Hedgehog Robots Could Hop and Tumble on Comets and Asteroids

Researchers at NASA's Jet Propulsion Laboratory (JPL), the Stanford University, and the Massachusetts Institute of Technology, have developed 'Hedgehog' robots that are capable of hopping, tumbling and flipping in microgravity.

Traditional spacecraft are designed to roll and move around on wheels. They are not designed to move around in an upside-down manner. Asteroids, comets and other such small celestial bodies may have very rough surfaces, and the gravity conditions on them could be so low that they would be dangerous for traditional robots that roll around on wheels.

"Hedgehog is a different kind of robot that would hop and tumble on the surface instead of rolling on wheels. It is shaped like a cube and can operate no matter which side it lands on," said Issa Nesnas, leader of the JPL team.

The 'Hedgehog' robots have been designed to address the problems faced by traditional rovers. These robots are cubical in shape and have spikes on them. They have internal flywheels that they spin and brake in order to move in a desired manner. During the tumbling and hopping processes, the spikes on the robotic cube function as legs and also protect them.

"The spikes could also house instruments such as thermal probes to take the temperature of the surface as the robot tumbles," Nesnas said.

In June 2015, JPL and Stanford had each built a Hedgehog prototype, which were tested under microgravity conditions aboard NASA's C-9 aircraft. These Hedgehog robots demonstrated their capabilities for getting around small bodies on different types of surfaces including soft, crumbly surfaces; icy, slippery surfaces; rocky and rough surfaces; and sandy surfaces.

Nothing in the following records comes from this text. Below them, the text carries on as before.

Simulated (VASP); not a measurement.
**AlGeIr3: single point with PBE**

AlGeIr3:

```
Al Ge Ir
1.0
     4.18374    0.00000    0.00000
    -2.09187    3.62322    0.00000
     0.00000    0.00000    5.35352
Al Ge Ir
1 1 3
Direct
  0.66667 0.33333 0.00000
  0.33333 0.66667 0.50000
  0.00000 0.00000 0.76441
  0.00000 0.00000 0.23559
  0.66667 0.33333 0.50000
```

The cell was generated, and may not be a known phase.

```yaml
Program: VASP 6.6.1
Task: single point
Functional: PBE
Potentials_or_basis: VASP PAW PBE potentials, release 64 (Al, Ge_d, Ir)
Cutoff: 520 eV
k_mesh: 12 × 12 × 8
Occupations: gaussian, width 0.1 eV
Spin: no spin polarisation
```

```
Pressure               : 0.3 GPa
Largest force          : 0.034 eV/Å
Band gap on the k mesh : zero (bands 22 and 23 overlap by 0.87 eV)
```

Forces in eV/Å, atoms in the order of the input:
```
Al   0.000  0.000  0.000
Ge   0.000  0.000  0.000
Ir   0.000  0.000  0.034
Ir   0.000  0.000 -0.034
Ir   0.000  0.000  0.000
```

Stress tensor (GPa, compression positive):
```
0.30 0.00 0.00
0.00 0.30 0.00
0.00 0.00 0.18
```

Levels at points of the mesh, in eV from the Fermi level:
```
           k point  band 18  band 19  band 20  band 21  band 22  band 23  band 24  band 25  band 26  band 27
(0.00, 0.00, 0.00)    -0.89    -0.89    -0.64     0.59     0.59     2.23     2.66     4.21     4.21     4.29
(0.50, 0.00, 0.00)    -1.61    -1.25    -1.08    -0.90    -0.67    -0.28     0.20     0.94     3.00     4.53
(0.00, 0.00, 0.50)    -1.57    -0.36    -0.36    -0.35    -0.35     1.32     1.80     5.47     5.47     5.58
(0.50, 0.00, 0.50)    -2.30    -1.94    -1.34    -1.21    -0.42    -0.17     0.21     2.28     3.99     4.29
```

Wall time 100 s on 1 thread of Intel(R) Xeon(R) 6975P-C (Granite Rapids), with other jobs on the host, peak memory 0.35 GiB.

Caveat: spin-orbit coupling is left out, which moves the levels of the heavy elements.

"We demonstrated for the first time our Hedgehog prototypes performing controlled hopping and tumbling in comet-like environments," said Robert Reid, lead engineer on the project at JPL.

A “turn in place” or “yaw” maneuver is the simplest type of motion that a Hedgehog robot can perform. The cube robot directs itself in a specific direction, and when the distance to the target is quiet long, it takes large hops using its spikes and moves towards its destination, and when the distance is quite short it tumbles by rotating its faces.

These robots were tested over 180 parabolas, and it was observed that the Hedgehog could spin itself forcefully for launching itself from the surface. This is considered to be a "tornado" maneuver, which could help the robot to escape if it got caught in sticky situations, such as a sandy sinkhole.

The Hedgehog prototype designed at JPL has three internal flywheels and eight spikes on its surface. The robot weighs about 5kg without any equipment. When cameras, spectrometers and other such equipment are added, the weight of the prototype could increase to about 9kg. The prototype designed at Stanford has comparatively shorter spikes, weighs less and is smaller in size.

The maneuvering mechanisms are the same in both the Hedgehog prototypes. The robots have three internal flywheels that spin and stop using motors and brakes for maneuvering. However, the Stanford's prototype uses as friction belts for braking, while JPL's prototype uses disc brakes.

"By controlling how you brake the flywheels, you can adjust Hedgehog's hopping angle. The idea was to test the two braking systems and understand their advantages and disadvantages," said Marco Pavone, leader of the Stanford team, who originally proposed Hedgehog with Nesnas in 2011.

"The geometry of the Hedgehog spikes has a great influence on its hopping trajectory. We have experimented with several spike configurations and found that a cube shape provides the best hopping performance. The cube structure is also easier to manufacture and package within a spacecraft," said Benjamin Hockman, lead engineer on the project at Stanford.

Currently, attempts are being made to increase the autonomy of the Hedgehog robot, to find out the functions that they would be able to perform by themselves, without being instructed from Earth to do specific functions. The researchers consider that in the same way as the Curiosity and Opportunity rovers on Mars communicate through the satellites orbiting Mars planet, a mothership that is in orbit around the celestial body could be used by the Hedgehog robots for communication.

The researchers state that when compared to the construction cost of a traditional rover, the cost of a Hedgehog robot is less. Additionally, many Hedgehog robots could be sent on a single flight. This would allow a mothership to send Hedgehog robots one by one or in a spread out manner to enable better discoveries.

Pavone is leading the Phase II development of the Hedgehog robot through the NASA Innovative Advanced Concepts (NIAC) Program. Nesnas led NASA's Center Innovation Fund (CIF) and NASA's Flight Opportunities Program (FOP), for the flight development and testing of the Hedgehog robots.